Skip to main content

Summary

Adding config backward compatibility will allow us to iterate quickly while avoiding breaking the environment.

Motivation

While early birds are starting to deploy databend by themselves, it's time for us to establish some contracts between users. We should allow users to upgrade their deployments without breaking backward compatibility. In this RFC, we will focus on config.

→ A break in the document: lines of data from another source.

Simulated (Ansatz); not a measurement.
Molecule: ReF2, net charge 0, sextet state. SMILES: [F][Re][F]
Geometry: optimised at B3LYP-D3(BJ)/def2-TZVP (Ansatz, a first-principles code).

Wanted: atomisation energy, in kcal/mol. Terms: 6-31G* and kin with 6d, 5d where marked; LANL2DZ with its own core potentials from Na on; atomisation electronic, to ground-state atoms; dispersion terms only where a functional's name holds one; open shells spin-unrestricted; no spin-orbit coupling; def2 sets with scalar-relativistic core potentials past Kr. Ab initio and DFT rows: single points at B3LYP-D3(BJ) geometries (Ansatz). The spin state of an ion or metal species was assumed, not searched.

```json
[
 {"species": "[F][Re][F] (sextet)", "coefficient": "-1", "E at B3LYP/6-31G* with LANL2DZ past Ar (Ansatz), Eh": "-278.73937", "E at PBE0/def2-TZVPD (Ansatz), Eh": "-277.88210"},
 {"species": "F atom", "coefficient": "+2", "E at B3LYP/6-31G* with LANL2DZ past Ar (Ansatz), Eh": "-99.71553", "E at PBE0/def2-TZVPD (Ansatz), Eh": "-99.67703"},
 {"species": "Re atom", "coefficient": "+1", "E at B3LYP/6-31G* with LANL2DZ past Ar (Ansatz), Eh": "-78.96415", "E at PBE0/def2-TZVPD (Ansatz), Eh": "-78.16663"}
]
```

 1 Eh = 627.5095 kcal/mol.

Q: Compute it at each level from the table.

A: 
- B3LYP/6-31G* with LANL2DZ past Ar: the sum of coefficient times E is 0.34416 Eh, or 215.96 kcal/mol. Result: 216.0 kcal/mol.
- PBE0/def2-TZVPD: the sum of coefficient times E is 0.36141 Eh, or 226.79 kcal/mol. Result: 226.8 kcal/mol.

config I mentioned here including:

  • config file that is read by databend-query and databend-meta.
  • config env that read by databend-query and databend-meta
  • application args that are accepted by databend-query and databend-meta
  • protobuf messaged that generated by databend-query (stored inside databend-meta)

Out of scope:

  • Tools like fuzz and metactl are not covered by this RFC.
  • Command-line UX of databend-query and databend-meta is another topic. We will not cover it in this RFC.
  • Config input/output by SQL/HTTP Rest API are not covered (for example, the output of table system.config)

For convenience, I will use databend to refer to databend-query and databend-meta.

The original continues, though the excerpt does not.